So me and this kid are pretty tight, when one day, the girl I love, comes crying to me, telling me he threatened to rape her. She had told the teacher that he stole from her desk, and after school he told her he was going to follow her home, stalk her, come in when she was asleep, beat her and rape her repeatedly. Mortified, I told my parents, and they told her mother. She called the police, and the police DIDN'T FUCKING CARE.

So I'm in school and I start ignoring him, and one day he asks me what's the deal, and I tell him I'm pissed at him for what he said to her. He tries to change the story like he thought rape meant take your money, but I knew full well he knew what it meant; his cousin was a well known rapist in the town. I start drifting apart from the kid.

Jump ahead to the next year. He's in my class again, and I hate it. After a while, I switch to a different class. Then I hear he's been talking shit about my parents, and that got me pissed off. I went off in a full blown rage in the middle of the hallway and had to get dragged to the guidance office, where I was locked for the rest of the day. I was later transferred back to the old class, and another kid who my "friend" had tortured came to me.. He says, "Chris, I have an idea. We make a website and tell people the truth about him. Then nobody will listen to him, and we'll be free from the hurt, man."

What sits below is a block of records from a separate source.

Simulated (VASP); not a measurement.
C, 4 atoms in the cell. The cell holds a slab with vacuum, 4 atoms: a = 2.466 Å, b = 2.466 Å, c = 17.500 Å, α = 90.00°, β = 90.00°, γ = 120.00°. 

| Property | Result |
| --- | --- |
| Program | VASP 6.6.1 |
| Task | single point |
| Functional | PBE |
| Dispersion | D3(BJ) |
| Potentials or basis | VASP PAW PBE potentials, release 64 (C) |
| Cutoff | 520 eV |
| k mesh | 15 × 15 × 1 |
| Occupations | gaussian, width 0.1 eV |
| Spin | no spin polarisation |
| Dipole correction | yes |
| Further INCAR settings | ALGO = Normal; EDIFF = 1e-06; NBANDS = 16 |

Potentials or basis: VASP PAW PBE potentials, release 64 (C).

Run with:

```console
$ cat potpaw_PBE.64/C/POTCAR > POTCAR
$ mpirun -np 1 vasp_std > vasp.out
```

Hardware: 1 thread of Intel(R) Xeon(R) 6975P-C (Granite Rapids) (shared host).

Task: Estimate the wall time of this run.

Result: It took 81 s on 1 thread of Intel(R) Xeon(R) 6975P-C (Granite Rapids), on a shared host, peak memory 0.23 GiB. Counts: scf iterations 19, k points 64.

When I was younger, I used to give in to peer pressure easily, and then he says, "Man, I know what he did to you and Em. You can get back at him with this!" That sent me over and I agreed to it. We made the website, and put all the shit we knew about him, and then we swore to keep it quiet and let people find it. But the next day, the idiot talks about it to his cousin, and the kid hears about it. He comes over to me and asks me about it, and I deny it.

Weeks later, my parents find out, and I am in deep shit. Soon the school starts intervening, and starts calling me the worst shit to ever enter the building, when in fact they had told me before I was one of the place's top students ever.

People start punching me in the hallways, throwing stuff at me, stabbing me with pens and pencils. People start threatening me and telling me to go kill myself.

I transfer to a new school and get away...until I hear my friend got in a fight with the teacher. The teacher decided to tell the whole class about it, and my friend gets up and says that she has no right to tell them about it, and the teacher slaps him across the face. But it worked, people stopped talking...I still owe him, and he says I don't.

I come back the next year, and people start threatening me again. I was walking once when I got jumped. Stabbed, punched, kicked and cut all over. Nobody believed my side of the story, and the girl I loved was upset with me. I told her I had done it for her...she told me she loved me, kissed me, then walked away, and has never talked to me since.

I am emotionally and physically scarred because of that, and people still attack me over it, and that was almost 5 years ago. Whenever someone brings it up, I want to grab their throat and make them shut up.
That's terrible, man what a jackass that guy was. And they still hate you for running his name through the mud for five whole years?